Some days it seems there's nothing new on the Web but operating-system chatter, young men's fantasies and life hacking ("How to wash your hands"), and political outrage. It's wearying, and the tilt toward geek dudes' concerns betrays the promise of the universal Web. The competitive nature of social bookmarking seems not to appeal to people with more substantial interests, and their finds are often not recorded and shared.

Worth a look:


Woman Beat: Sheri Martinelli: A Modernist Muse by Steven Moore at Gargoyle Magazine.. I had never heard of her, either.

martinellidoublesm.jpg

No notice was taken by the press of artist-writer Sheri Martinelli’s death in November 1996, unfairly ignoring the significant role she played in the cultural history of our time. A brief overview of her career indicates her range of roles: she was a protégée of Anaïs Nin and is described at length in her infamous Diary; she was the basis for a major character in William Gaddis’s novel The Recognitions and then became the muse and (some say) mistress of Ezra Pound (she appears in various guises in the later Cantos); Charlie Parker and the members of the Modern Jazz Quartet hung out at her Greenwich Village apartment; Marlon Brando was an admirer and Rod Steiger collected her art, as did E. E. Cummings; she knew and was admired by all the Beats, Ginsberg was an especially close friend and mentions her in one of his poems, and was herself known in San Francisco in the late 1950s as the Queen of the Beats; H. D. identified with her and wrote about her in End to Torment; Pound wrote the introduction to a book of her paintings, and her art is now in collections throughout the world. She wrote unusual prose and poetry, much of it published in her own ‘zine....

More:
Sheri Martinelli by Lee Lady:

I met Sheri Martinelli and the guy she was living with, a Chinese named Gilbert Lee, in Washington, D.C. in 1956 or 1957 when I was 17 years old. Sheri was a red-headed woman of Irish descent (as she never let you forget), maybe about 40 years old, though she claimed to be more like 32....
Beerspit Night and Cursing: The Correspondence of Charles Bukowski and Sheri Martinelli 1960-1967


Not midnight yet: What I've Learned: Dustin Hoffman in Esquire.
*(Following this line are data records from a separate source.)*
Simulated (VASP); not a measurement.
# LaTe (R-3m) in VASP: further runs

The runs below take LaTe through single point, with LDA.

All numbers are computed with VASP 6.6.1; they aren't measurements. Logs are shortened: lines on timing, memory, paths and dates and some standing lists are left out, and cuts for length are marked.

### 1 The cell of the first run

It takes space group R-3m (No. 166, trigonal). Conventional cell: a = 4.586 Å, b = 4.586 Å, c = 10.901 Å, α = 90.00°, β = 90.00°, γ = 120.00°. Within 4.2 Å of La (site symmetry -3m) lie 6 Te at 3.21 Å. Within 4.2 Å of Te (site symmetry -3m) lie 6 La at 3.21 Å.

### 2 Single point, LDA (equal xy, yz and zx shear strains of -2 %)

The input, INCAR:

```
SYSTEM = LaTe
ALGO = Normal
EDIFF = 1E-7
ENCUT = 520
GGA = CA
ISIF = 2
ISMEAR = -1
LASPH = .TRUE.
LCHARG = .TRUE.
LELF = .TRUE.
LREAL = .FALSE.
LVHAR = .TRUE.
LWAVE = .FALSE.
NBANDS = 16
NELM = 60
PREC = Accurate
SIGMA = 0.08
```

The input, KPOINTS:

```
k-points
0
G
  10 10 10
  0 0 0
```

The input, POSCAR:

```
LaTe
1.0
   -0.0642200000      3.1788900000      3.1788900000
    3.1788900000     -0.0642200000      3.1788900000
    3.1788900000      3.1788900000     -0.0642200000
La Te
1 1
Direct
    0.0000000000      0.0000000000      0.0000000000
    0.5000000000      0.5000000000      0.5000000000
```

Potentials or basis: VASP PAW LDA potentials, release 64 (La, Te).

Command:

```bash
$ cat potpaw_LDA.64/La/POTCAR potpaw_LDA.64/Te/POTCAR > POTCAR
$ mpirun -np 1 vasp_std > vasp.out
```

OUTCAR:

Dustin Hoffman is 70? Shoot, we're rolling off the edge.

Midnight Cowboy was done on a low budget. You gotta have money to pay for a scene that includes a bunch of people on the street in midtown Manhattan. So Jon Voight and I were walking in regular traffic and being filmed by a camera hidden in a van across the street. That's a stolen shot. That was a cab that almost hit us. In my brain, I wanted to say, "We're making a movie here, asshole!" But your brain knows that would ruin the take. So I'm walking here! really means We're shooting a film here!

Via Robot Wisdom.


Take this blog to the bathroom: The Future of Electronic Paper. An Interview with Nick Sheridon, Father of E-paper at The Future of Things.

I've been reading for decades about the thin sheet of something -- portable, unobtrusive, flexible and indestructible -- that will let us read the paper wherever. Soon come, for decades.

Q: How do you see the future of e-paper?

A: I like to tell people that the holy grail of e-paper will be embodied as a cylindrical tube, about 1 centimeter in diameter and 15 to 20 centimeters long, that a person can comfortably carry in his or her pocket. The tube will contain a tightly rolled sheet of e-paper that can be spooled out of a slit in the tube as a flat sheet, for reading, and stored again at the touch of a button. Information will be downloaded—there will be simple user interface—from an overhead satellite, a cell phone network, or an internal memory chip. This document reader will be used for e-mail, the Internet, books downloaded from a global digital library that is currently under construction, technical manuals, newspapers (perhaps in larger format), magazines, and so forth, anywhere on the planet. It will cost less than $100, and nearly everyone will have one!

How easy is it to lose? I was afraid so...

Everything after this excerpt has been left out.